The U.K. Department of Work and Pensions is seeking views from trustees and plan sponsors on its draft collective defined contribution plan regulation published Monday.
The proposal follows the U.K. Pension Schemes Act 2021, which permitted employers for the first time to launch collective DC plans, also referred to as collective money purchase plans.
In a CDC plan, income is secured by pooling plan participants' assets and investments, and participants bear the longevity and investment risk. That is in contrast to defined benefit funds where the sponsoring employer bears all the risk.
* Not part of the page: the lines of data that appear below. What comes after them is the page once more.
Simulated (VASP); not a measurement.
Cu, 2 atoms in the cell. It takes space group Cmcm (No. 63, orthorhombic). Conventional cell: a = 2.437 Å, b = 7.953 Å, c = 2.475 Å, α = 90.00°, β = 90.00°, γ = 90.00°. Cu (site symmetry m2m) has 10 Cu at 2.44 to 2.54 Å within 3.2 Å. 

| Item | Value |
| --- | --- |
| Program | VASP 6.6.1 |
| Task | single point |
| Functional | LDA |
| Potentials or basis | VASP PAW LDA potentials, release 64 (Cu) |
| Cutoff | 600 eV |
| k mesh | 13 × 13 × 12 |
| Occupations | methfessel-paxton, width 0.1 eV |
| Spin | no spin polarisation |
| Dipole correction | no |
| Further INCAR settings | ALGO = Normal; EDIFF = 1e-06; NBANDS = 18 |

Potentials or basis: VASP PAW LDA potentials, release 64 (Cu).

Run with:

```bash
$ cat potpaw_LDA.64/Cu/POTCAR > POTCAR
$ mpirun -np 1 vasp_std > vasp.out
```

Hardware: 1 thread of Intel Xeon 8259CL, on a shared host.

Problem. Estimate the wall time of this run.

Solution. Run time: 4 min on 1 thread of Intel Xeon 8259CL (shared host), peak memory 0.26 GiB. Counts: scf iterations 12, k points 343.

The arrangement can give employers more predictable running costs of plans, the DWP said Monday, also noting that CDC plans have more potential to invest in illiquids and could be more resilient to sudden market downturns.
Under the government's proposal, a CDC plan could operate in the U.K. after satisfying the regulator's authorization criteria regarding financial sustainability, sound plan design and effective communication processes, verified by trustees and actuaries.
Plan sponsors are required to have sufficient financial resources and well-considered strategies to meet the costs of setting up and running a CDC plan, DWP said. The regulator will require evidence of the cost estimates, details of the plan's sources of income, and the trustees' strategy for meeting any of the plan's asset shortfall vs. its target funding level due to lower returns.
Plan sponsors are also required to show they are ensuring communication is not misleading to plan participants and that they are gathering feedback from plan participants through necessary IT systems.
The U.K. government said Monday that regulation is aimed at single-employer and industrywide multiemployer pension funds. The proposed regulation currently excludes non-industrywide multiemployer plans such as master trusts from launching CDC plans or introducing CDC plans as a decumulation option.
"Right now our priority is to ensure the full framework for single employers and connected multiemployer CDC schemes is in place as soon as we can, and this consultation is rightly focused on delivering that. But we are not deaf to calls from those who wish us to go further," Guy Opperman, U.K. minister for pensions and financial inclusion, said in a statement accompanying the consultation.
"Once this first step is done, we will turn our attention to the growing demand for these other types of provision," he added.
The proposed regulation also accommodates Royal Mail's ongoing plan to replace its £10 billion ($13.9 billion) defined benefit fund with a CDC arrangement.
Commenting on the proposal, Simon Eagle, senior director at consultant Willis Towers Watson, who advised Royal Mail, said that "the government's launch today of its consultation on CDC regulations represents another major step towards the introduction of CDC pensions to the U.K."
However, he added that only larger employers with material resources are likely to set up their own CDC plans in accordance with these, he said.
Chris Bunford, principal at consultant Lane Clark & Peacock, said in an emailed comment: "It's good news that progress is being made in this space and we can now see a draft framework but a note of caution needs to be struck."
"Whilst these regulations might facilitate the Royal Mail scheme, they are potentially restrictive in terms of the acceptable designs. Companies wanting to implement CDC schemes with different features to Royal Mail may find they have to wait for future regulations to give them a manageable pathway," he added.